35 Intermediate Photography Tips & Tricks

I finished an intermediate photography course and I wish I could say I understood everything and am able to fully apply all I’ve been taught. But unfortunately learning how to compose a great shot and get it right takes time and a tremendous time and number of shots.

For example – in one intermediate photography class we had to bring in a photo of motion. Some people took in excess of 400 shots before they got the one they wanted. I didn’t have much time and tried to work with my lazy dog – see photo below. One guy took hours filling up balloons with water, then pricking them and catching the water exploding out. Brilliant idea but it took a lot of patience to get the one perfect shot.

Intermediate photography and trying to learn to capture motion
My dog with three feet off the ground

I still have plenty to digest but I did want to share these useful intermediate photography tips and facts I learned in my course.

In Canada, the term of the copyright is from the time the photo was taken until the remainder of the year you die, plus 50 years. That’s not too much of a problem unless you’re photographs are really worth something.

An ultraviolet filter will cause a loss of 3% sharpness. That has to be weighed against the fact it acts as an excellent lens protector.

A polarizing filter reduces glare and saturates colours. But you lose the equivalent of two f-stops. To use the filter turn it 90 degrees to the light source. This is a GREAT filter on bright, sunny days.

A neutral density filter is useful for slowing the shutter speeds or opening the aperture. It’s used to achieve motion blur effects with slow shutter speeds.

A graduated neutral density filter is the next must have piece of equipment for me. It deepens the exposure of the sky while providing regular exposure for the land. It’s an especially great tool for mountain shots.

Intermediate photography tips would suggest a graduated neutral density filter for this shot which is over exposed on top
A graduated neutral density filter would have come in handy for this shot which is over exposed on top

A prime lens will always give you a clearer picture than a zoom lens but you’re stuck with that focal length.

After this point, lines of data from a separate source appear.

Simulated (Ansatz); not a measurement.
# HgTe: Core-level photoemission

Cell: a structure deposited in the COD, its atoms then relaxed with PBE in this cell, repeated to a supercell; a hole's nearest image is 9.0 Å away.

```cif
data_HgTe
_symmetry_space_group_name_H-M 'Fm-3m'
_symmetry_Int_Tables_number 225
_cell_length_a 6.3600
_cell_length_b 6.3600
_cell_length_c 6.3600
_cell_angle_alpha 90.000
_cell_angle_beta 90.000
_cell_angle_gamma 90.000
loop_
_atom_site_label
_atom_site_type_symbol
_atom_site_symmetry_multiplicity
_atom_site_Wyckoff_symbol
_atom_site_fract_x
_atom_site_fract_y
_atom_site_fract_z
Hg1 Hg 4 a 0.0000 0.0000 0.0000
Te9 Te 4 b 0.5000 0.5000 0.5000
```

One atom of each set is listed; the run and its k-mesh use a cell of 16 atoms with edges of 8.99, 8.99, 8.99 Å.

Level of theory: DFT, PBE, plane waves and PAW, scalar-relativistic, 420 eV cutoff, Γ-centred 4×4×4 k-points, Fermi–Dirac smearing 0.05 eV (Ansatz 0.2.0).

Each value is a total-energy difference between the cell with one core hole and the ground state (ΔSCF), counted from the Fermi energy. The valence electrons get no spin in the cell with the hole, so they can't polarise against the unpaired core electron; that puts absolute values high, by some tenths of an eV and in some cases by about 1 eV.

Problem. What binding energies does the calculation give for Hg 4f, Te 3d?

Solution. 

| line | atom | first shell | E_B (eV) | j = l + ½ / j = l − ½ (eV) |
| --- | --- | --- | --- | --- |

Rent a lens before buying it to see if it’s what you really want. Often the rental fee will be applied to the lens purchase. A reputable US company to buy used equipment from is KEH.

Shots that are pleasing to the eye have some of the following characteristics

When composing a shot with people in it, try to have the subject doing something. Also help set the location. For example, we would all know someone was in England if there was a red phone box in the photo.

Use the rule of thirds for positioning your subject – and ideally place them on the intersection of horizontal and vertical lines.

Use geometry in your images – things like triangles or spirals. And if you shoot three or more people try to set them up in a triangle.

Give some place for your subject to move. If the photo is of people walking allow them room to continue walking in the photo.

A waterfall photo is even more powerful if you capture where the water’s coming from.

Frame your photo. A classic is a branch in a landscape shot.

If you want to slim someone down, don’t use a wide angle lens.

Change your perspective.

Leading lines
Don’t cut off a part of the trail – and let the viewer wonder where it leads

Use manual focus at night, with a macro lens and when shooting fast moving sporting events.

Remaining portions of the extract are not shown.